Sir Josiah Stamp, without question the greatest economist in England, and Deputy-Governor of the Bank of England, whom everyone respects for his tremendous knowledge, said ten days ago that the great disintegrating force today is the lack of a fixed standard of value. That statement does not come from a demagogue; but from a great banker and a great captain of industry. The interviewer asked: "How is it possible to speak of the lack of fixed standard of value?" and he answered, "That is at the bottom of all our troubles,, and unless it is remedied chaos will come." You have nothing in the world today but fluctuating money.

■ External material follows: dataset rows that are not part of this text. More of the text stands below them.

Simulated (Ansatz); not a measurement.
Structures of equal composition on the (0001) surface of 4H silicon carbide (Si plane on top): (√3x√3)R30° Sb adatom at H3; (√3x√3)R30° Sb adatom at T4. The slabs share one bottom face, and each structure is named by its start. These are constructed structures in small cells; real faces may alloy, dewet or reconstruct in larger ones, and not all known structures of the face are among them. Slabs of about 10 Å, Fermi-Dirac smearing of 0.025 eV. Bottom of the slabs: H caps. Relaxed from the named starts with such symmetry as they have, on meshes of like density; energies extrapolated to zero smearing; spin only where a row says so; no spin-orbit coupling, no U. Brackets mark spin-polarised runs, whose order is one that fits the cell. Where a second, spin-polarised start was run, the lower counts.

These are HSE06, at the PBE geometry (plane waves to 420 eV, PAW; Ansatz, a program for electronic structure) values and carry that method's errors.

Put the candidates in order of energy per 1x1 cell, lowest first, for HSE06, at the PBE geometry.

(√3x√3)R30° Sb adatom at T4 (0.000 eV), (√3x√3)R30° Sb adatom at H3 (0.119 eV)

I know that one dollar in 1872 or 1873 would buy more than four dollars will buy today. Money has slumped to 33% of what it was 60 years ago. In 1920 money had slumped to 25%, but since 1920 the value of gold has been going up. It slumped 75 % in 60 years, but in the last five years has gone up 35%. England's national debt to the United States, as fixed five years ago, is thirty eight billions of dollars. France at the same time owed sixty billions of dollars, and the French Government and financiers said: "We can never pay sixty billions. It is impossible". They appealed to the people, who had loaned them this money to help win the Great War, and the people of France replied: "Most of that debt is owed to us, but we will sacrifice the entire debt to put France on her feet once more;" they cancelled forty-eight billions. They cancelled two hundred million pounds sterling in England. I leave you to decide whether France was right. Sterling was at a discount at that time. Ten bankers sat in conference, with one economist and a Treasury representative. The economist said
"Gentlemen, England never can pay. If you try to pay in gold, remember that you put yourselves out of the running as manufacturers competing against Germany, France, Belgium, and the United States. Do not attempt to pay thirty-eight billions in gold." But the ten bankers and the gentleman from the Treasury said: "England must pay in gold." It is true they forgave ten or twelve billion to the continent of Europe. This was splendid, but it put the burden on their own workmen who pay the taxes. I do not believe it is possible for England to pay that thirty-eight billions in gold even if she stays on the gold standard. England agreed to pay thirty-eight billions in gold five years ago, but the purchasing power of gold has gone up 3S % since then. Sir Josiah Stamp made the statement: "England's debt has increased in five years by twelve and a half billions. If the purchasing power of gold goes up another 20% England will be bankrupt, and the world will follow." Some people think that governments or bankers can create money. There is no other money but what nature provided for man. Money is a slang phrase for exchange. Money is not gold, silver, copper, platinum or any other valuable metal; money is the exchange value of one commodity for another. The man who says that you cannot have gold, silver, bronze, and platinum money, is not worth arguing with. (Laughter). I would like to see all precious metals stabilized. I am here to plead for the stabilization of gold, for if you cannot stabilize gold, then capitalism is doomed to die, and with it this civilization.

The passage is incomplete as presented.